Female, White
Why some people just need to shut up
This week Black Sheep Mom skyrocketed in online popularity following the announcement (and pictures) of my son’s release from prison. We met over 500 new subscribers in two days (welcome, new friends!) and I have received more notifications and messages than I can reasonably answer.
It has been an amazing ride because this community continues to be full of the helpers Mr. Rogers’s mom told us to look for—there are so many good and gracious and kind people in the world and I think most of them are on Substack. Forget Facebook. Lose Instagram. Substack is where its at.
But, unfortunately, even Substack has a village of sad little trolls. And not the singing, sparkly Justin Timberlake kind.
Exhibit A:
TLDR; This lady woke up on Wednesday and chose to be petty and by petty, I mean downright rude to me—a person she's never met.
As they say in the south, Bless Your Heart.
This woman took time out of her one, precious life to accuse me of being selfish, unhelpful, and “suburban.” She then admitted that my post prompted her to Google if there are ‘black people on Substack’ and she went on to surmise that I have used my son’s incarceration as click-bait—my only motivation, according to her, is to become a rich and famous author. How dare I exploit other people for personal gain.
The odd part is that she is responding to a post I wrote about the plight of a man inside of a Michigan prison, about whom I had received a phone call that day. I do not know him from Adam, and I was simply asking for people to be aware of a gross mistreatment by MDOC.
My usual response to this type of comment is perspective-taking, a deep sigh, empathy skill, and a calm click of the block button—thank you, now go away please.
Normally, I do not feel it necessary to defend my life nor my posts. Women have had to explain themselves and their choices for far too long to jerks not walking in their shoes, and I’m not playing those games anymore.
So, why am I giving this even more air time today?
Because she bothered me.
Like really, really bothered me.
Maybe it was plummeting estrogen or the heat this week or the general amount of shit on my plate right now or maybe it is because…
She’s white.
She’s liberal.
She’s a business owner.
She lives in one of the highest rent districts in our country where median home prices exceed $900,000.
And she had subscribed to my newsletter of her own volition.
Before I could reply to her nonsense, good people came to my defense. Many readers messaged me to tell me what they thought of her comment and where she could shove it. I thanked them, messaged her how she could help the man in my post and asked her to unfollow me, made sure she saw my message, blocked her, and tried to move along.
But I can't.
For clarity, I am white.
I am also middle class (whatever that means these days).

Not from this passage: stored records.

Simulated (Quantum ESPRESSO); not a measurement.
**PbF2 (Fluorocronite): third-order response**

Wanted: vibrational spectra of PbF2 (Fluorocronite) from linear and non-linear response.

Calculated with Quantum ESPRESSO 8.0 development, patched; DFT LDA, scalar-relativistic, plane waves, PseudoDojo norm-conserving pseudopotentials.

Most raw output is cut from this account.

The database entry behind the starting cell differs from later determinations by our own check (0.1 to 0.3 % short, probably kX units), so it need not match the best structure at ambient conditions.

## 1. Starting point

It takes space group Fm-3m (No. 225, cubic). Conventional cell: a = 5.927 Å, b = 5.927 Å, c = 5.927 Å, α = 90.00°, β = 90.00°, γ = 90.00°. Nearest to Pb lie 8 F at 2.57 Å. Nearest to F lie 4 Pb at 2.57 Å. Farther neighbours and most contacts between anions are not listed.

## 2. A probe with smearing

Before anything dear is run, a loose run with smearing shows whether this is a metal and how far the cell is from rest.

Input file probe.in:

I happen to have a nice remodeled kitchen and I grind my own coffee, but she got everything else wrong. I don't work on an Apple computer. I'm not in the suburbs, and most egregious of all—I don't own a Best Mom Ever mug.
Here's the deal, I haven’t exactly hidden my demographics in my writing but to the best of my conscious ability, I don’t lead with them either. This blog centers on my personal experience of the American “justice” system, most notably how my family has lived through my son’s prison time. I would like to leave it at that, but some other women would prefer to flatten me into a one-dimensional caricature on a page. So let's go.
Perhaps it is time for me to discuss more difficult things.
Demographics
I speak out precisely because I am white and middle class.
In my experience, most white middle class folk with a child sentenced to prison time hide in shame and don’t say anything, don’t advocate, don’t show their faces nor allow the world to see their ugly reality. Relatives of ours told people that my son was just on a long vacation in another state.
For several years, I myself, Miss Black Sheep Mom, didn’t say a word to most people. We are taught to hush up. We only whisper about it with close friends at book club. We quietly half-raise our hands for prayers at church when others have their eyes closed. I've had family tsk-tsk (and distance themselves) from this blog.
For many valid reasons, many moms I know have chosen not to get into this arena and expose the truth about their own black sheep inside the penitentiary. And that’s their business—I don’t fault them at all. The truth is that we are damned if we do and damned if we don’t.
A white woman in a justice-impacted discussion sits squarely in the frontline of fire from all sides. Either you are fragile and don't really know the struggle or you are using people to sell “an agenda.” There seems to be no middle ground for us.
But this is the middle ground.
I refuse to let Other be Other.
My pain is part of the collective pain in this country, and I don’t need permission to share what I share. I fully own my family’s poor choices, addictions, cycles of abuse, and generational dysfunction. I'm out here willing to link arms with anyone (of any race and gender and persuasion) who has been impacted by prison life and needs to feel less alone in the world. I'm choosing to stand up and tell the truth—a truth you would not hear if I stayed safe in my kitchen over a steaming mug.
If you don’t want to read about it, that's okay with me. Because frankly, I'm not sure most people are ready to go deep here—
My ACES score is 8.
I was raised by my grandparents for several years.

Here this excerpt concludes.